Step #1: Place the pork tenderloin on a cutting board and remove any fat
Step #2: Remove the silverskin, halve, and season the pork.
Step #3: Make the apricot glaze. Simmer the glaze ingredients in a pan until slightly thickened.
Step #4: Sear the meat on all sides for about 5 minutes.
Step #5: Glaze the meat with the spicy apricot sauce.
Step #6: Roast in the oven for 10 minutes or until the right internal temperature is reached. Rest before serving.
🔊Expert Tips
Maillard reaction: When you cook the meat in a hot skillet, something called the Maillard reaction happens. This makes the outside of the meat turn brown fast but stay juicy. That's what gives the meat its delicious flavor that we all enjoy.
Cooking time: My pork tenderloin pieces weighed 9 oz/ 250 g each. If your pieces are thicker, increase the roasting time until the right internal temperature is reached. The pan-searing time remains the same.
Check: Insert a meat thermometer (the Amazon affiliate link opens in a new tab) in the thickest part of the pork tenderloin with apricot glaze.
❓Recipe FAQs
If you don’t have a cast-iron skillet, you can sear the pork in a regular skillet and heat a baking dish in the oven while you sear the meat. Transfer the meat to the baking dish and finish in the oven.
It’s tough, and you will not want to chew on it. It will also shrink during cooking, making the meat look odd.
You can make sandwiches or fill tortillas/wraps. Or slice the meat into thin strips and serve with salad.
Refrigerate the apricot glazed pork tenderloin in an airtight container for about 3 days.
Freeze the slices in an airtight container or freezer bag for up to 3 months. Defrost in the fridge and reheat before serving.
Reheat in the microwave: It works, but the meat will be slightly overcooked once reheated.
Reheat on the stovetop: Heat a little oil in a pan and flip the slices for a few minutes until hot.
Reheat in the oven: Wrap the slices in aluminum foil and reheat at 350°F/ 180°C until hot.
🍽️What to serve with it?
📖Recipe
Juicy Apricot Glazed Pork Tenderloin
Equipment
- 1 oven-proof skillet
Ingredients
- 1 pork tenderloin about 1 lb/ 500 g
- 1 tablespoon olive oil
- ½ teaspoon fine sea salt or Kosher
- ⅛ teaspoon ground black pepper
- ½ teaspoon sweet paprika powder Note 1
Apricot glaze:
- ¼ cup apricot preserves 75 g
- 1 tablespoon apple cider vinegar
- ½ teaspoon crushed red pepper
- ½ teaspoon dried thyme
- ¼ teaspoon fine sea salt
- ⅛ teaspoon ground black pepper
Instructions
- Preheat the oven to 400°F/ 200°C.
Pork tenderloin:
- Cut the long tenderloin in half. Remove any fat.1 pork tenderloin / 450 - 500 g
- Remove silverskin: Place the blade of a small, narrow, sharp knife under the silver skin and cut a little piece of skin that you can hold on to. Holding this piece with one hand, run the knife under the skin, working at an angle. Carefully remove the silver skin without cutting away the meat underneath it. The skin should come away in a long strip.

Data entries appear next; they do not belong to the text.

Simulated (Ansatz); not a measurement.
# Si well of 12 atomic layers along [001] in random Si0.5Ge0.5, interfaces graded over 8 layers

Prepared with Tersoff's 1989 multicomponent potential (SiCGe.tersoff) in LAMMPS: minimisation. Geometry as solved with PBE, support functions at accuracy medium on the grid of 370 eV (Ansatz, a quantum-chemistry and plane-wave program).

- Season meat: Sprinkle the meat with salt, pepper, and paprika, and rub it all over.½ teaspoon fine sea salt or Kosher + ⅛ teaspoon ground black pepper + ½ teaspoon sweet paprika powder
Apricot glaze:
- Place all the required ingredients in a small pan and stir well. Bring to a boil, and simmer on medium-low heat for 3-5 minutes until slightly thickened. Remove from the heat.¼ cup apricot preserves / 75 g + 1 tablespoon apple cider vinegar + ½ teaspoon crushed red pepper + ½ teaspoon dried thyme + ¼ teaspoon fine sea salt + ⅛ teaspoon ground black pepper
Cook:
- Sear the pork: Heat an oven-proof skillet on high heat (Note 2). Add 1 tablespoon of olive oil. Sear the meat on all sides for about 5 minutes using tongs to turn the pieces in the pan.1 tablespoon olive oil½ teaspoon fine sea salt or Kosher
- Brush meat with the apricot glaze.
- Roast: Transfer the skillet to the preheated oven. Roast for about 10 minutes or until the right internal temperature is reached (Note 3). My pork tenderloin pieces weighed 9 oz/ 250 g each. If your pieces are thicker increase the roasting time until the right internal temperature is reached. The pan-searing time remains the same.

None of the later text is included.